I have always felt awkward expressing my sincere thoughts about democracy, but here goes: Democracy is poorly understood and vastly overrated. Americans knee-jerkily think of it as being synonymous with freedom, or at least as a damn reliable guarantor of freedom. It is neither.

Many reasons explain this false equation of “democracy” with “freedom.” Perhaps the most important is the simple-minded assumption that democracy gives “voice” to “the people” and, hence, that it gives the people what the people want. What freedom-loving, civilized person objects to letting adults have what they want, even if what they want appears to that person to be foolish?

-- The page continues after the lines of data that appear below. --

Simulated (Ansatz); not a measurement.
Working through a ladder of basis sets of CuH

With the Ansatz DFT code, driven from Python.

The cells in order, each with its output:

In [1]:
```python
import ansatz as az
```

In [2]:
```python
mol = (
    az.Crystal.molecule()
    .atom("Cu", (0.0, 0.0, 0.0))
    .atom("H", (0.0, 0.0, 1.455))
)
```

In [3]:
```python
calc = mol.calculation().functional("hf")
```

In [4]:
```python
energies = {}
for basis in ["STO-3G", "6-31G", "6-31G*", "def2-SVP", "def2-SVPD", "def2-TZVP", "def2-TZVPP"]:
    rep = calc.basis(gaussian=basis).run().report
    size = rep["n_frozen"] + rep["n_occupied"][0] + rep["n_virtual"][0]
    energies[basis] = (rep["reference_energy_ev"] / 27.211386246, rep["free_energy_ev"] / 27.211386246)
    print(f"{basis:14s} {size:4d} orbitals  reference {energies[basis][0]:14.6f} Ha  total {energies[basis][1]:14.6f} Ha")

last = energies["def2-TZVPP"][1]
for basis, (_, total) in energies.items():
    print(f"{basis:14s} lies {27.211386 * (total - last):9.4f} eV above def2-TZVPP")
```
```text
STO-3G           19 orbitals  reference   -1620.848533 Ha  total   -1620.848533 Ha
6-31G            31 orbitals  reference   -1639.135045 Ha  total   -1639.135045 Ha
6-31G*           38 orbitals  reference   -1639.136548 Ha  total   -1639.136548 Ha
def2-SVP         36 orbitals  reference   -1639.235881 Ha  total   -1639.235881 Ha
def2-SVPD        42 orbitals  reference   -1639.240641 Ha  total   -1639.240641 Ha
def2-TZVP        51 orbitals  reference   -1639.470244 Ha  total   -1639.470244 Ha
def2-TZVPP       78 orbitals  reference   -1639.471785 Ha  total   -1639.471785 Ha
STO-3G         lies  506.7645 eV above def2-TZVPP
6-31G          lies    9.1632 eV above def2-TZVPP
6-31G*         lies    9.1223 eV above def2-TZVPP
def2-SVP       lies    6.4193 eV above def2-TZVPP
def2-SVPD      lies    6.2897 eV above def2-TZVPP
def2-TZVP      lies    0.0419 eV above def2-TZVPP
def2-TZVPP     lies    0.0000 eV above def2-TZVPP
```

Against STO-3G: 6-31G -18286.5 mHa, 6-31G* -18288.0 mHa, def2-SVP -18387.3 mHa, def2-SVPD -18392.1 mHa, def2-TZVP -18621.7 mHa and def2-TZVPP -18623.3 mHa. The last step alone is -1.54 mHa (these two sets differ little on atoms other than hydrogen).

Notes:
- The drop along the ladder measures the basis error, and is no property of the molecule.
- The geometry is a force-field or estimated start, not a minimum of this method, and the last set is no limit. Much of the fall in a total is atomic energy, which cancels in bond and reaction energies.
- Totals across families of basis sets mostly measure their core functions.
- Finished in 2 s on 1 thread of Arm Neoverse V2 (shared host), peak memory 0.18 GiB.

The problem is that this way of thinking about democracy treats millions of disparate voters as if they are a single person. When thinking about democracy, we transfer all of our civilized and liberal tolerance of individual choice to “the People,” as if “the People” is a person with goals, preferences, perceptions. This move is illegitimate. Put bluntly, “the People” do not exist. It is an abstraction. Each of us, as individuals, exist. We do not become “one” when we yank levers in voting booths; we do not, in voting booths, morph together miraculously to achieve the moral or intellectual character and bearing and worth of an individual.

In addition to classic works in Public Choice economics, I recommend Geoffrey Brennan & Loren Lomasky’s Democracy and Decision [4], as well as the insightful, creative, and important work of my colleague Bryan Caplan [5].